Shall I compare thee to a summer’s day?
Thou art more lovely and more temperate.
Rough winds do shake the darling buds of May,
And summer’s lease hath all too short a date.


Sometime too hot the eye of heaven shines,
And often is his gold complexion dimm’d;
And every fair from fair sometime declines,
By chance or nature’s changing course untrimm’d;


But thy eternal summer shall not fade
Nor lose possession of that fair thou ow’st;
Nor shall Death brag thou wander’st in his shade,
When in eternal lines to time thou grow’st:


So long as men can breathe or eyes can see,
So long lives this, and this gives life to thee.

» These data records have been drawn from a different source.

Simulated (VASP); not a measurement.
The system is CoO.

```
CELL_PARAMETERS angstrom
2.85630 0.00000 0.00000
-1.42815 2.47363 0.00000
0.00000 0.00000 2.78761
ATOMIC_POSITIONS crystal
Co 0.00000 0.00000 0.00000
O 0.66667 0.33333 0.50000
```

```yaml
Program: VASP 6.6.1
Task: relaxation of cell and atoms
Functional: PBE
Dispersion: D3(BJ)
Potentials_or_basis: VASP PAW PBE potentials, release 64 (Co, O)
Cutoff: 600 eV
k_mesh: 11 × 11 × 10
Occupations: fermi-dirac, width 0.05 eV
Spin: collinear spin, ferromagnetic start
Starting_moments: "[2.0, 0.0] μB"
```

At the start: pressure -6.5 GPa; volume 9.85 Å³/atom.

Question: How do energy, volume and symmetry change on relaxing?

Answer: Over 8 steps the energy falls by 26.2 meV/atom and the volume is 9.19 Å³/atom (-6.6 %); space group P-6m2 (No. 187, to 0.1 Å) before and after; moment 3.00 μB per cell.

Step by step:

This is one of those long distance love poems which can be read on two levels. On a simple level it’s the poet telling their loved one how perfect they are, and even though they both know that time waits for no human being, the poem itself is immortal, and by extension so is its subject as long as people read it.

On a different level, a closer look at the text reveals more.

The first two lines establish the theme of the loved one being more beautiful than a summer’s day. And the next 6 lines explain why – because in the apparent perfection of a summer’s day there are many imperfections – in other words life, and by extension physical beauty, are like that. But – study the images – they’re ALL negative – look at the words: Rough, shake, short, too hot, dimm’d, declines, fade, untrimm’d.

The poet really drives this home, and despite the apparent optimism of the final 6 lines, we know as well as he does that it is ONLY the poem which is eternal – the loved one is long dead, their eternal summer HAS faded and Death CAN brag about it.

For those in long distance relationships this most famous of long distance love poems has one clear message – concentrate on your long distance love NOW!

Oct
05

Long Distance Love Poems – Western Wind When Wilt Thou Blow

Two very short long distance love poems for you this week. 400 years apart in time, but both very much together in what they’re saying to us.

The first one is from the 16th century and is by the prolific poet Anon!

Western wind when wilt thou blow
The small rain down can rain
Christ if my love were in my arms
And I in my bed again

That first line is pure magic – it’s a total marriage of form and function. You can HEAR the wind blowing with those 4 “W”s, culminating in the onomatopoeia of “blow”. Stunning.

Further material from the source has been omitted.